A position-by-position look at the matchups in the NBA Finals between the Golden State Warriors and the Cleveland Cavaliers:
CENTER: Zaza Pachulia vs. Tristan Thompson.
Pachulia is back and ready to go after missing two games in the Western Conference finals with a heel injury. He may not be out there long if the Warriors decide they need more mobility against Thompson, who is nearly averaging a double-double and shooting 60 percent while creating plenty of extra possessions with his offensive rebounding for the Cavaliers. Edge: Cavaliers.
POWER FORWARD: Draymond Green vs. Kevin Love.
Green wanted the matchup with the Cavaliers after Golden State fell short last year despite his brilliant Game 7, and now here it comes. On top of his versatility and defense that is so important to Golden State, he’s shooting 47 percent from 3-point range in the postseason, tops on a team that has some of the best perimeter shooters in the world. Love broke out in a big way in the Eastern Conference finals after opening the playoffs with two quiet rounds, averaging 22.6 points and 12.4 rebounds against Boston. Edge: Warriors.
SMALL FORWARD: Kevin Durant vs. LeBron James.
Durant has been terrific in his first postseason with the Warriors, averaging 25.2 points on 55.6 percent shooting. James has been even better, putting up 32.5 points on nearly 57 percent shooting, and adding 8.0 rebounds and 7.0 assists per game. James won his first NBA title five years ago at Durant’s expense, and now Durant tries to get his first playing against James. Edge: Cavaliers.
SHOOTING GUARD: Klay Thompson vs. J.R. Smith.
Thompson’s shot has been off in the postseason, hitting just about 38 percent from the field, but his defense is probably more important than his offense now anyway as the usual primary defender against Kyrie Irving. Smith has had a quiet postseason, playing more than 30 minutes and taking more than eight shots just once in the Eastern Conference finals. Edge: Warriors.

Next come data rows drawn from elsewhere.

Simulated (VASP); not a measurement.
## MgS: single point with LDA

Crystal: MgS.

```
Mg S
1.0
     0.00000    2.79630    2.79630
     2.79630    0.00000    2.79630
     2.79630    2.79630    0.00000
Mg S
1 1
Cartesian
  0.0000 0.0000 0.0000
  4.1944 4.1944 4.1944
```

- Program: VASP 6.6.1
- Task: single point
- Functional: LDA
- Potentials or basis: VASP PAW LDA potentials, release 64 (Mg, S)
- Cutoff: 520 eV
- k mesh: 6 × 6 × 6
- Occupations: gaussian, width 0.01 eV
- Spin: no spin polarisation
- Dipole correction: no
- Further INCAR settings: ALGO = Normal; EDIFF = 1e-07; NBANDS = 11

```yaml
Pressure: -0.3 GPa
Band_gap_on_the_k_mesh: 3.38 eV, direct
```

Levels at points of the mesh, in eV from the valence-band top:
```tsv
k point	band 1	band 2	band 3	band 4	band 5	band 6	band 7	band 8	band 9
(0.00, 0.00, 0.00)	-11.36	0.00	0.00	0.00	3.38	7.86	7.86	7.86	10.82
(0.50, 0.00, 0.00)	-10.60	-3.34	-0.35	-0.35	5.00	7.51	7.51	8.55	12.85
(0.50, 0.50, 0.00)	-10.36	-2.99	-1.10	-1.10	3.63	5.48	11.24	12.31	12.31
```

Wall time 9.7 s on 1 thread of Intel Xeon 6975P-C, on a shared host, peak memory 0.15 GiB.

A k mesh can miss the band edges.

POINT GUARD: Stephen Curry vs. Kyrie Irving.
With his big performance in Game 5 that helped start Cleveland’s comeback, his 3-pointer in Game 7 and then his go-ahead basket in their Christmas Day matchup, Irving has repeatedly hurt the Warriors. Now he comes into this series off a sizzling conference finals series, shooting 62 percent against Boston. Curry is averaging 28.6 points in the playoffs and looking like a different player now than heading into last year’s NBA Finals after a knee injury earlier in the postseason. Edge: Warriors.
RESERVES: Andre Iguodala, Shawn Livingston, JaVale McGee, Ian Clark, David West, and Patrick McCaw vs. Channing Frye, Iman Shumpert, Kyle Korver, Deron Williams and Richard Jefferson.
Iguodala has shot the ball poorly in the postseason but the 2015 NBA Finals MVP will be on the floor plenty anyway because of his other contributions. Meanwhile, McGee (74 percent), Livingston (61), West (57) and Clark (52) have shot it great. Frye and Korver had their minutes slashed in the last round but the Cavaliers figure to need their 3-point shooting now against the tougher Golden State defense. Advantage: Warriors.
COACHES: Steve Kerr or Mike Brown vs. Tyronn Lue.
Kerr is still trying to determine if his back is healthy enough to return to the bench. If not, Brown, who replaced him midway through the first round, faces the team he led to the 2007 NBA Finals. Lue tries to build on the terrific start to his coaching career by becoming just the second NBA coach to win titles in his first two seasons. Edge: Even.